Friday, 29 August 2014

Maurice Ravel

Maurice Ravel
Cricketers whose expectations are raised by noticing that the works of the great French composer Maurice Ravel include a song entitled Cricket have to be let down slowly. For they may open their ears for a melody celebrating line and length but instead will find an account of a day in the life of an insect.

They will feel désolé, affligé, inconsolé, désespéré, misérable, triste, affligeant, abandonné, désert, malheureux.  All a bit French in fact.  Is it this Frenchness which is a factor behind the lack of cricketing material in the works of Ravel?

Putting this apparent limitation behind him, Fantasy Bob found himself in the Usher Hall earlier this week enjoying Ravel's ravishing music played superbly by the Royal Concertgebouw Orchestra under five-star conductor Mariss Jansons. Test Match Quality.

Mariss Jansons
On the programme was Suite No 2 from the ballet score Daphnis and Chloe. This work opens with as fine a musical depiction of dawn and early morning as has ever been written.  It will evoke the feeling in any cricketer of arriving early at the ground with a hint of dew on the grass and the golden sunlight slowly streaming over the wicket as the Doughty Groundsman (depicted by the lower strings) puts his finishing touches to the surface.

So evocative is it that FB began to wonder whether Ravel have gained his inspiration from this piece by exposure to just such a cricket ground?

Ravel made several visits to Britain during his career. His first visit was a the end of April 1909, the same year that he began work on Daphnis and Chloe and may well have caught the opening matches of the season.  Coincidence?  FB doesn't think so. (Sadly FB notes that while Ravel visited Edinburgh several times he did so only during the winter months, so it is unlikely that he took his inspiration from a morning visit to Carlton's prestigious Grange Loan HQ.)

It is less easy to track the cricketing inspiration in his later works although some of his visits to Britain coincided with significant cricketing events which may well have stuck in his mind. In 1922 he was in England shortly after Warwickshire and Hampshire took part in one of the most remarkable of all County Championship matches. After making 223 Warwickshire dismissed Hampshire for only 15, Following on, Hampshire did better, but were still struggling when a 9th wicket partnership of 180 lifted them to 521. Warwickshire needed 314 to win but were bowled out for 158 to give Hampshire a remarkable win in one of the greatest comebacks in cricket - and the inspiration behind Ravel's blues influenced violin sonata finished the year after.

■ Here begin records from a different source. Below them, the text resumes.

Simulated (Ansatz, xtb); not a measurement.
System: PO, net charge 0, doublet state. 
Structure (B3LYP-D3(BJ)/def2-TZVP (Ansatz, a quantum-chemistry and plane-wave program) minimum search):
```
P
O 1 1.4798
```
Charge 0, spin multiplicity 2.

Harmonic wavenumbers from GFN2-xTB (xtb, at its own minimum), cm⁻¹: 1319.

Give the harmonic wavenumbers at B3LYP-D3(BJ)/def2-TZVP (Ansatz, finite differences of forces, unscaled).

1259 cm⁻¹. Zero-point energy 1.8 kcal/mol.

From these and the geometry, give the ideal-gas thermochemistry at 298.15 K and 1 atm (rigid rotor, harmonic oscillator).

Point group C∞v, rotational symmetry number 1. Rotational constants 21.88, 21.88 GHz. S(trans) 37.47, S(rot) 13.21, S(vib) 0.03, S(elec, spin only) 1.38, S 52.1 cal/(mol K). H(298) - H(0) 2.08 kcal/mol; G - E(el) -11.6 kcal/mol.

Iftikhar Ali Khan Pataudi -
known to his pals as Nawab
In July 1931 Ravel conducted at Covent Garden at the same time as the annual University match between Oxford and Cambridge was underway at Lords.  Might he have spent the day there watching the Nawab of Pataudi stroke the Cambridge bowlers to all parts of the ground to make 238*?  His subsequent work suggests as much.   

For in 1931 Ravel completed his Piano Concerto, also part of the concert programme attended by FB. There seems little argument that the languid, elegant and beautiful second movement is a fitting tribute to this fine innings. 

The Nawab was subsequently selected for the Ashes tour in what became the bodyline series.  He scored a century in his first Test innings but struggled subsequently - both with his form, the bodyline tactic and, personally, with the skipper Jardine of whom he said,  'I am told he has his good points. In three months I have yet to see them.'  Ravel did no meet Jardine, but his music suggests he may have had similar reservations about the tactic.

Pataudi subsequently skippered India on their tour of England in 1946.  Tragically, Ravel could gather no further inspiration from the Nawab for he died in 1937, without adding to the cricket references in his work.